C-323 could be used mercilessly by anti-mining, anti-development NGOs to tie up companies in huge costs and red tape anytime they felt like it. Imagine the costs of dealing with frivolous lawsuits launched every other day from a far off country.
C-323 also adds a lengthy list of other offences that seem to stop short only of spitting out gum. Here’s an example: A company with “direct knowledge of an impending environmental emergency” which fails to provide “adequate” warnings could be subject to Canada’s civil law. What does this mean? What is “direct knowledge” or “environmental emergency” or “adequate” warnings?” Well, just about anything, in the view of radical NGOs these days. Thus, off to Canadian courts under C-323.
Does C-323 provide evidentiary or other safeguards against abuse? Quite the opposite. C-323 abolishes all time limits, so you could literally be sued for an environmental accident from 100 years ago. Additionally, the burden of proof is placed on the defendant to “clearly, cogently and convincingly establish” that Canadian courts should not accept the case. So a Canadian company facing a frivolous lawsuit could face a multi-million-dollar bill for the costs of dealing with evidence from a distant land, lawyers, and procedures. And even if the action is dismissed, the plaintiff is free to start all over again.
Introducing the bill, Peter Julien, NDP MP for Burnaby-New Westminster, claimed it “mirrors the U.S. alien torts claim act.” False.

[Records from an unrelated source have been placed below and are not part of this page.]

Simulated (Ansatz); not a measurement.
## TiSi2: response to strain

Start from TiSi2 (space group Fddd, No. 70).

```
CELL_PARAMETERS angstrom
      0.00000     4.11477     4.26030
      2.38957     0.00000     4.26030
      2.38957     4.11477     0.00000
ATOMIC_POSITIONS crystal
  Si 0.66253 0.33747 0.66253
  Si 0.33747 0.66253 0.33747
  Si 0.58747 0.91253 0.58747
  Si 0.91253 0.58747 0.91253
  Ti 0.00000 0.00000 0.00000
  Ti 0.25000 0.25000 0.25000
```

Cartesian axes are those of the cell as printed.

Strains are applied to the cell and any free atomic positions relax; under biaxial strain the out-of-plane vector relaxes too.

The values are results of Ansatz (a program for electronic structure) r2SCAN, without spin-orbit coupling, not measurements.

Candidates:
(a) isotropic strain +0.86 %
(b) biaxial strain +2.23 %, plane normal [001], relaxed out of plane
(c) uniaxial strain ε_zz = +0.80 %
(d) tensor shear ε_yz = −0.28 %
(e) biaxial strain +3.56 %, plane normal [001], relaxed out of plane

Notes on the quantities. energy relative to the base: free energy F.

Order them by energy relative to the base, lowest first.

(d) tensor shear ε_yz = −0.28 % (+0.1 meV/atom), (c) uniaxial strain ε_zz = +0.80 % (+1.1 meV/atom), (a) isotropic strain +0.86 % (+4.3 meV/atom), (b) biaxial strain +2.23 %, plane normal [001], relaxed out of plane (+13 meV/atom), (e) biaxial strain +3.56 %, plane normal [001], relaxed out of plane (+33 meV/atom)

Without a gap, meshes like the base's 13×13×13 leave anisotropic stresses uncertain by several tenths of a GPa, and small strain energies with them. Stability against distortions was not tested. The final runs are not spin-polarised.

That act, passed in 1789 as part of the original Judiciary Act, simply says “district courts shall have original jurisdiction of any civil action by an alien for a tort only, committed in violation of the law of nations or a treaty of the United States.”
Business chill
No long list of additional areas of jurisdiction, no lifting of time limits, no burden of proof reversal. The act was ignored for 200 years and has rarely been used since with few applicants and fewer successful applicants.
Instead C-323 leaves Canadian firms vulnerable to huge risks and costs. One blog supporting the bill notes that Canadian companies are risk adverse, so the law will be effective.
This is likely right. Companies are risk adverse. In the face of a bill as reckless as C-323, they will flee to nations with sensible legal codes. And for some anti-development types, that would be success.